The language of the challenged instruction creates a substantial possibility that reasonable jurors could believe they were not permitted to exercise mercy or compassion when sentencing the petitioner, even if such feelings were rooted in the evidence. Sympathy is likely to be perceived by a reasonable juror as synonymous with compassion and mercy. Webster's defines both sympathy and mercy as compassion. Webster's Third New International Dictionary 1413, 2317 (1976). On the one hand they were told not to have sympathy, that is, compassion. On the other hand, they were told to consider mercy, that is, compassion. The conflict is plain and confusion probable.

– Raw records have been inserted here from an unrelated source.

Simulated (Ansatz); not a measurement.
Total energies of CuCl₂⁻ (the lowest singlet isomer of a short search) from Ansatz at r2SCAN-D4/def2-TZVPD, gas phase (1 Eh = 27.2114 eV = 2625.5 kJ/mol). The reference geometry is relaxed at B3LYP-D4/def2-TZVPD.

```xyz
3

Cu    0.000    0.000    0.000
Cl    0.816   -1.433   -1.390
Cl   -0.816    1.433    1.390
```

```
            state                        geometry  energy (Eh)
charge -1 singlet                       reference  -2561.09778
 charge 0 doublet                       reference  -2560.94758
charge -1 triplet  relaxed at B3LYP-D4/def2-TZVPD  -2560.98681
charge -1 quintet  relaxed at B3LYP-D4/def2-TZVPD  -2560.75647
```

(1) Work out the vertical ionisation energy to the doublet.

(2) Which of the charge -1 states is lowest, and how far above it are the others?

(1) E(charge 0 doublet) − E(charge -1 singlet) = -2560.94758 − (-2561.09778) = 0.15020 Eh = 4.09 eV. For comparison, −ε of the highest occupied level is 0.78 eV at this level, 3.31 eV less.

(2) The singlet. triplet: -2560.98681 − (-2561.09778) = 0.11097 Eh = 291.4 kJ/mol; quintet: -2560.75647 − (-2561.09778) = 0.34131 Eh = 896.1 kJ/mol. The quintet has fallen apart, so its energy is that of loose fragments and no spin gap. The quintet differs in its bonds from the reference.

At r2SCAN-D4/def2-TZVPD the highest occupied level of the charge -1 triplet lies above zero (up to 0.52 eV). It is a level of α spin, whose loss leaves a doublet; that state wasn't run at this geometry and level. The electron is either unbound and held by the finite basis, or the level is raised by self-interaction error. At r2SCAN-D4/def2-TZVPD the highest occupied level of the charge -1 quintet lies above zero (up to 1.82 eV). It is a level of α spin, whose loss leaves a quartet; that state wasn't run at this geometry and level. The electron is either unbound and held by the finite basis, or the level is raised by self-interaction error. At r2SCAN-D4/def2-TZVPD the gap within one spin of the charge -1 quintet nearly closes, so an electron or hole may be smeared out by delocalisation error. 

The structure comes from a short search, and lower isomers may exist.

In Legare v. State, 250 Ga. 875, 878, 302 S.E.2d 351 (1983), the Georgia Supreme Court disapproved an anti-sympathy instruction because it might confuse the jury as to its option to recommend mercy. In that case, the jury was fully instructed on mitigating circumstances. The court concluded:
Thus this jury was charged to consider in mitigation all circumstances which in fairness or mercy offer a basis for not imposing the death penalty, a charge the substance of which is constitutionally required. But the jury was also charged not to base their verdict on sympathy for the defendant. Since the evidence in mitigation might well evoke sympathy, we find these charges in irreconcilable conflict. Because the charge *409complained of might well confuse the jury and limit their constitutionally required consideration of evidence in mitigation, we hereby disapprove it.
250 Ga. at 878.
The danger that a jury would feel inhibited in its ability to consider mitigating evidence because of the bar on considering sympathy was recognized by Justice O'Connor in her concurrence in California v. Brown, supra. The majority invokes her concurrence to support its position but fails to mention that she acknowledged the possibility that juries would misinterpret an antisympathy instruction. She stated:
As [the] dissent illustrates, however, one difficulty with attempts to remove emotion from capital sentencing through instructions such as those at issue in this case is that juries may be misled into believing that mitigating evidence about a defendant's background or character also must be ignored.
Brown, at 545-46.
Thus, Justice O'Connor implicitly acknowledges that the focused purpose of mitigating evidence is to evoke a feeling of sympathy or compassion for the defendant that might persuade the jury to spare his life. See People v. Johnson, 47 Cal. 3d 1194, 767 P.2d 1047, 255 Cal. Rptr. 569, 597 (1989) (jmy instructed permissible to consider sympathy for the defendant); People v. Robertson, 48 Cal. 3d 18, 767 P.2d 1109, 255 Cal. Rptr. 631, 650 (1989) (under Eddings and Lockett, defendant is constitutionally entitled to have sentencer consider any sympathy factor raised by the evidence).9
In State v. Ramseur, 106 N.J. 123, 524 A.2d 188 (1987), the New Jersey court found an instruction cautioning the jury to decide the case without any sympathy did not create confusion for the jury with respect to the charge to consider any mitigating factor, any aspect of the defendant's character or record, and any circumstances of the crime that *410would justify a sentence less than death. But the court recognized that the general admonition against sympathy could conflict with the permissible role of sympathy specifically engendered by any mitigating factor. The court cautioned trial courts to be aware of that possibility and frame their instructions to avoid it. Ramseur, 524 A.2d at 299.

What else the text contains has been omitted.